Contarini:
Are you saying that these particular non-Catholics are extremely hostile to Catholicism? If not, then aren’t you guilty of the worst kind of stereotyping?
Anti-Catholicism does not give Catholics a lifelong license to be rude to non-Catholics. Unfortunately many here seem to think that it does. Of coruse this kind of thinking will simply perpetuate religious animosity ad infinitum. Protestant anti-Catholicism usually rests on the Protestant perception (right or wrong) of Catholic hostility to Protestants. It just goes round and round and never ends, unless we choose to end it here and now.
Edwin
Thank you for your thread although I think that your anger is misdirected. I suppose that if you visit any number of non-Catholic Web sites you will read hostility exhibited toward Catholicism that far exceeds what you will read here toward non-Catholics. Also, let us remember what historian Arthur M. Schlesinger Jr. said (paraphrase): “Anti-Catholic sentiment is the most deeply rooted bias in America.” Let us also remember that Catholic schools were outlawed in the colonies in the 18th century. Men like Charles Carroll, the only Catholic signer of the Declaration of Independence, had to study in a Catholic school in France. Although the US Constitution protected religions, states did not universally support this creed. In 1833, the union between Church and State in the Commonwealth of Massachusetts was dissolved (up until then, Catholics had to pay for the support of the state’s Protestant Church), New Jersey retained its anti-Catholic Constitution until 1844, and New Hampshire eliminated its “no Catholic may hold public office” matter in 1877. The Tory element in the colonies, mostly associated with the Church of England, evolved in the Federalist Party and worked to assure Protestantism prominence.
John Jay, a Tory who later became Chief Justice of the Supreme Court, created in the State of New York’s Constitution a provision which denied the privilege of citizenship to every foreign-born Catholic unless he would first renounce all allegiance to the pope in matters ecclesiastical. This provision remained in force until 1821. From this Federalist perspective rose, in the early 19th century, nativists, specifically Protestant Americans (who had endorsed the Aliens Act in the late 18th century to eliminate the rights of immigrants, focused their attention toward Catholics). Rising from this Protestant American nativism was the American Party, better know as the Know-Nothing Party with Samuel Morse as its leader. The nativists complained that the Catholic immigrants were “superstitious, ignorant, and dominated by their priests.” Anti-Catholicism sentiment and the evils of the Popery were promoted mostly from the pulpit. Catholicism was ridiculed and misrepresented. There were riots in Philadelphia (1844) where Catholic churches were burned and Irish Catholic homes burned and hostile demonstrations, attacks, and violence in Providence, RI (1851),and Boston, Wheeling, WV, St. Louis, and Cincinnati (1853). The Know-Nothings (formed from the “American Republicans”, the “Order of United Americans”, “Sons of America”, and “United American Mechanics of the United States” and adopted the title of “National Council of the United States of North America” and among the initiate it was called the “Supreme Order of the Star-spangled Banner”) declare in Article II: “the purpose of the organization to be “to protect every American citizen in the legal and proper exercise of all his civil and religious rights and privileges; to resist the insidious policy of the Church of Rome and all other foreign influence against our republican institutions in all lawful ways; to place in all offices of honor, trust or profit in the gift of the people or by appointment none but Native American Protestant citizens.” Article III declared “that a member must be a native-born citizen, a Protestant either born of Protestant parents or reared under Protestant influence, and not united in marriage with a Roman Catholic. . .no member who has a Roman Catholic wife shall be eligible to office in this order”, etc.

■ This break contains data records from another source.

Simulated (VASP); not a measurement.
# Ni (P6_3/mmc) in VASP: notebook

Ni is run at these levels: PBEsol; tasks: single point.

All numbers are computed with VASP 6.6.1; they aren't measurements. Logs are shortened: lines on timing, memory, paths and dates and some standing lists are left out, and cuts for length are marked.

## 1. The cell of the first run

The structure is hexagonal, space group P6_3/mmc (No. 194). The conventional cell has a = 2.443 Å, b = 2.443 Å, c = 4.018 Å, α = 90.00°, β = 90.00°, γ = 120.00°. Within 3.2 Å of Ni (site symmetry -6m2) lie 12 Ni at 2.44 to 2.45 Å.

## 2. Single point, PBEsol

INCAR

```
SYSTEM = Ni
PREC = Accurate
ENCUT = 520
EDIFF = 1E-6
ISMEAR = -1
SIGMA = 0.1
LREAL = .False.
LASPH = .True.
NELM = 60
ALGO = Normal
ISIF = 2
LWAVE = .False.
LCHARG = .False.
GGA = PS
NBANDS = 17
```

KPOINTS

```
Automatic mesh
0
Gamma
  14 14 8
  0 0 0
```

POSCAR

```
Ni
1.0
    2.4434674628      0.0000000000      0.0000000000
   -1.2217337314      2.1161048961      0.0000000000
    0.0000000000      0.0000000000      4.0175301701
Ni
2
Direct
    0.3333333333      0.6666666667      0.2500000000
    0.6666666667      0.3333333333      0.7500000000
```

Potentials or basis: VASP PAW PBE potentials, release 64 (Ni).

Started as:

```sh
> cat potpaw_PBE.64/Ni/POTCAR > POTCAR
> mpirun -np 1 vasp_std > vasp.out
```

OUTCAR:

Thankfully, the Know-Nothings split over the slavery issue, but the Klu Klux Klan added anti-Catholicism to their hate list and it carried through into the 20th century. Why was John Kennedy’s religious affiliation big deal in 1960? Why is it a big deal that there are 4 Catholics on the US Supreme Court with a 5th Catholic nominee before the Senate?
To deny the anti-Catholic sentiment that has run rampant in the country, beginning with the Puritans who left England to escape the Romanish trappings, is to ignore that it continues to this day.